…change is always scary. But then I thought of you guys, and I wasn’t so scared. Abed, when you brought this group together, you changed our lives. But then we changed each other. And we’re gonna keep changing in unexpected ways. And we’re still gonna be friends, even if we don’t all become professors at Greendale, or open a restaurant together, or move into the same apartment building after Pierce dies. And even if we go somewhere, we’re not going anywhere…
Jeff Winger as imagined by Abed Nadir (Joel McHale)
I was trying to hang on to this moment because I was so afraid of the future… but then I realized: all of this was once the future, and it was completely different from what I’d known before. And it was happening so fast. But in the end- or in the now, I guess- it turned out great.
Abed Nadir (Danny Pudi)
The timeline feels a bit dark, and it’s not because the first post-Dan Harmon episode of Community was as disheartening as many TV critics had led me to believe it would be. (It wasn’t.) It’s because so many of those critics who’ve been singing Community‘s praises the past 3 seasons now seem so eager to dump dirt in the show’s open grave and call it a headless zombie. Even the critics who bestowed lukewarm praise on the first few episodes of Season 4 are moaning that it’s still “not the same show.”

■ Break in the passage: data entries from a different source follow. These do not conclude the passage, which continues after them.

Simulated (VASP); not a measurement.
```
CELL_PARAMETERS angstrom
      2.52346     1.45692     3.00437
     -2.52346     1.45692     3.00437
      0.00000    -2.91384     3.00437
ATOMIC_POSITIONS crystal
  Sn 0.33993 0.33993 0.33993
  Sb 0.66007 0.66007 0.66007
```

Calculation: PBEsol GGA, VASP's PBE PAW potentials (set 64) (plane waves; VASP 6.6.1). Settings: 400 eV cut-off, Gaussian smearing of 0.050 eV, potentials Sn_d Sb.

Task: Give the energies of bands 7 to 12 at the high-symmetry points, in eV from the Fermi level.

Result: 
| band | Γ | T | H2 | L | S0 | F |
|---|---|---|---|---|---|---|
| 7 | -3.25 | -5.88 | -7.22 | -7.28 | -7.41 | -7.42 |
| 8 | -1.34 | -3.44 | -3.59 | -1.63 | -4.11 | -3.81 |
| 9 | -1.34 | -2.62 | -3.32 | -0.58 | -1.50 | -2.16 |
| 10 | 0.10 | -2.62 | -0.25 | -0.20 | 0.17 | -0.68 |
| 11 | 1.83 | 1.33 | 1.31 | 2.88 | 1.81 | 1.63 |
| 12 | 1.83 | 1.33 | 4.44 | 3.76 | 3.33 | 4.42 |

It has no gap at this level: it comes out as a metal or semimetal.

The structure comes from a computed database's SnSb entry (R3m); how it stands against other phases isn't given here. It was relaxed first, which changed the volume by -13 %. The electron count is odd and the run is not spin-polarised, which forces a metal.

Now I’m no professional TV critic, but I’m no doe-eyed optimist, either. And I have this theory: If the post-Harmon Community detractors hadn’t read the news that Dan Harmon got fired, they would’ve had no idea Harmon was fired based on the season 4 premiere alone.
Sure, there’s no way I could prove what would’ve happened in such a timeline. But could any die-hard Community viewer really tell me with a straight face that “History 101” wasn’t Harmon-esque? (Or, perhaps more importantly, Community-esque?) For heck’s sake, it had Abed retreating into fantasy worlds within fantasy worlds!
I just have an awful hard time believing that Dan Harmon wouldn’t be proud of “Greendale Babies.” (Or the wishing fountain, or Jeff & the Dean’s tango, or Blind/Blonde.) That is, if he’s not still bitter about the whole Community thing. Of course I wouldn’t blame him if he were still bitter. A lot of those saddened TV critics, however, seem to be holding onto some odd grudge against Community for continuing without Harmon. And as a result, they’re looking a lot like Abed, retreating into a fantasy world where Community starts sucking, because maybe that’s the narrative they’d prefer to believe.
Then again, that could very well be the narrative I’d prefer they prefer to believe. But I’ve watched “History 101” twice now, and I’ll probably watch it once or twice more before the next episode of post-Harmon Community. It’s that good.